Let's get real.
Life doesn't always feel like it'll get better and I don't always end my thoughts on a positive note.
I know, my blog would usually say otherwise.
But it's easy to clear my thoughts here and write down things I believe or hope. It's easy to remind myself of the good and forget about the bad for a minute.
But sometimes, the bad is overwhelming. Sometimes, the bad envelopes me and I get panicky and I cry or get really bad anxiety and nothing seems to make it better.
Lately, I've been feeling a lot like this girl below...
...and less like this girl...
...because I feel stuck and confrontational and easily offended and needy of attention. I have a hard time accepting that little girl and all of the "bad" she seemed to be and I revert back to her when I'm feeling that way instead of protecting her for all of the good that was in her.
Sometimes, I feel like I'm drowning and I'm scared about the future.

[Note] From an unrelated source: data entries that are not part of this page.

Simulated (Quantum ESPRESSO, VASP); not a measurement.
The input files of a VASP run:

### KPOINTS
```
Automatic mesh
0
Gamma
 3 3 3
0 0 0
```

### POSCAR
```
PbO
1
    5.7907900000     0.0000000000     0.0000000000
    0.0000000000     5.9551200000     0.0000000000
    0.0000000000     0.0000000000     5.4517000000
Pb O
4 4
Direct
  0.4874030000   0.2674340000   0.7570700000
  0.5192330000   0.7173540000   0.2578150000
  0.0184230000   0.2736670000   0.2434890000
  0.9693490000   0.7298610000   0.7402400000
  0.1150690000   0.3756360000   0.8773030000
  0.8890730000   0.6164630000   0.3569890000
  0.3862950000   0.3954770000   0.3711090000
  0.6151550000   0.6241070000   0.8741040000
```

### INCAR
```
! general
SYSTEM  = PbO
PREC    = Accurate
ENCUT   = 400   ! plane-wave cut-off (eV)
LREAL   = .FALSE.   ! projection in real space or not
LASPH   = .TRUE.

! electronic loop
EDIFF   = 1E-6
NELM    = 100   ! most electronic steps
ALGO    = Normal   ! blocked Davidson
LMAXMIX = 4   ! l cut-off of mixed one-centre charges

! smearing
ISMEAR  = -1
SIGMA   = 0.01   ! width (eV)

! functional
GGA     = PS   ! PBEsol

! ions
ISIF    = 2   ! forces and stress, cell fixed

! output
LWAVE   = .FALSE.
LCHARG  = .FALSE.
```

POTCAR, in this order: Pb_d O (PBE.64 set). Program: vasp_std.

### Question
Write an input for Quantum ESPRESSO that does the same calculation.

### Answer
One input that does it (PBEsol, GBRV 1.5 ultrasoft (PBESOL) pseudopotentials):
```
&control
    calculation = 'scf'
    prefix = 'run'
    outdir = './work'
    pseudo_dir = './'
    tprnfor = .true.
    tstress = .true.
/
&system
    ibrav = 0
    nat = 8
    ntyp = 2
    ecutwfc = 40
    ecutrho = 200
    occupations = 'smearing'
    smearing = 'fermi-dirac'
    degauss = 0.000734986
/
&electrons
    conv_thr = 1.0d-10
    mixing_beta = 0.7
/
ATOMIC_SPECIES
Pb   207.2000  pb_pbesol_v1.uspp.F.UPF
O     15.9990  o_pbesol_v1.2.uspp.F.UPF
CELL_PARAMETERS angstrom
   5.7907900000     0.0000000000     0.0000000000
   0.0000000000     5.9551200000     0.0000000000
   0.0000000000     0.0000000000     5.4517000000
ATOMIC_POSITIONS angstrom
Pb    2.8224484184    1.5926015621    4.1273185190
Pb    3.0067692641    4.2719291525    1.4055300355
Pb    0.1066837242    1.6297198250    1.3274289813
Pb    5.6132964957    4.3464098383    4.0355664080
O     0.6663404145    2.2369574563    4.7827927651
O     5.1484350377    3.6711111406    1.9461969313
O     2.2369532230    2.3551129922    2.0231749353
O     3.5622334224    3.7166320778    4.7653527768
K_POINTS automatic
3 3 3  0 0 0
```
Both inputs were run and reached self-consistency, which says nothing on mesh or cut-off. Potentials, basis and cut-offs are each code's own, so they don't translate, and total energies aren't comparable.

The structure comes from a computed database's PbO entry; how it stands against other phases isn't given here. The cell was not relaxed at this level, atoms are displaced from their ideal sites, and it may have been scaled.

Sometimes, I'm not ok. Tonight, I'm not ok. I kept thinking of memory after memory and trying to weed through the lies I've been told in my life. What was real? What wasn't? Will I ever trust again? Will anyone ever love me again? Will my kids be ok? Will I be ok?
My goodness, my brain is filled with doubt and worry tonight. This is reality tonight. Although I'll have better days, tonight is not one of them.
Life happens. I learn each and every day. Sometimes all I learn is what not to do---like how I'm probably not ready to weed through old blog posts and remember things I can't handle remembering right now. Someday, it'll feel ok to remember but today, it doesn't. All it does is hurt.
So tonight, I'll get by and hope that tomorrow I can handle more than 'just getting by'.